It's not the first time, but it's particularly serious. The usefulness of Overseas Development Aid (ODA) is once again under question throughout the 'developed' world. From Sweden - long a strong giver of ODA - to the UK to the USA, citizens and their elected leaders are more openly questioning how useful is aid for sustainable development. And this time, sustainable development means not only Africa's development, but Sweden's (and other country's) ability to sustain long term financial donations in a situation where it is unclear whether or not 'aid works'.

The financial crisis is partly to blame. Many threw up their hands in fury several months ago at the ease with which bankers got millions and millions while for decades it has been a struggle to give the world's poor even a half of the less than 1% of overall budget that most countries commit to give to ODA. Sustainable development was reduced to mere rhetoric. Now, with budgets tightened (I've yet to hear a viable plan for how either the UK or the US is going to get out of the enormous debt my unborn children are currently saddled with as a result of the bailouts and the ongoing loans, not to mention any future damage due to climate change), and people looking to pinch, that old question is raised again: why should we give money to someone else's poor when we've our own poor people to look after?

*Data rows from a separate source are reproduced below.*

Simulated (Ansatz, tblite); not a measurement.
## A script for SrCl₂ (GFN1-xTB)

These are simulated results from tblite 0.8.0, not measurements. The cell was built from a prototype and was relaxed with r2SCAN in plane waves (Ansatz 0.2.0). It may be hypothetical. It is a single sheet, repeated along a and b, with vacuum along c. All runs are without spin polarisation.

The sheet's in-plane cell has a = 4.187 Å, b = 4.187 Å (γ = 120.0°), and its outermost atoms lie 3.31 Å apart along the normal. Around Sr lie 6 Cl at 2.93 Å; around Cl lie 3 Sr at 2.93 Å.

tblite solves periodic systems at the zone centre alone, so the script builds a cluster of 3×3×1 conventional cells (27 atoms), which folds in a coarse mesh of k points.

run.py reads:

I'm glad to see ODA having to think seriously about outcomes and accountability - the question, what's really value for money, is an important one. DFID (the UK's ODA arm) is putting renewed emphasis on Monitoring and Evaluation. But ODA, like much of governmental work for long term societal change, is not always easy to evaluate. Some of the best work is almost impossible to evaluate - how can you say, with certainty, that a particular program in a particular town has made an impact? Was it the training a group of professionals received that made a difference? Was it a convimages-6ersation at the right moment? Was it trust built over 10, 15 years of working together that enabled a new venture or a new program to make a difference? Was it the larger political economic situation which most ODA has little control over? Much of the time, you can't say (though of course sometimes you definitely can).

To really understand when ODA is fostering good work for sustainable development will require greater education of the citizens in the developed world, as well as good programs in recipient countries, programs that encourage high levels of ownership by the recipient country. One piece is realizing that with ODA, its going to be very difficult if not impossible to account for 100% of the money, and to expect that that money will never go into the hands of corrupt governments. Yes, one can lessen corruption - but so long as one is working with and trying to support the people who are ruled by corrupt governments, some of the money from Sweden (or the UK) will line corrupt pockets.

Anne McCrady
Anne McCrady 07am November 15
As we have proven over and over again in Africa, just throwing money at problems is foolish. Investment must be redefined to include human r...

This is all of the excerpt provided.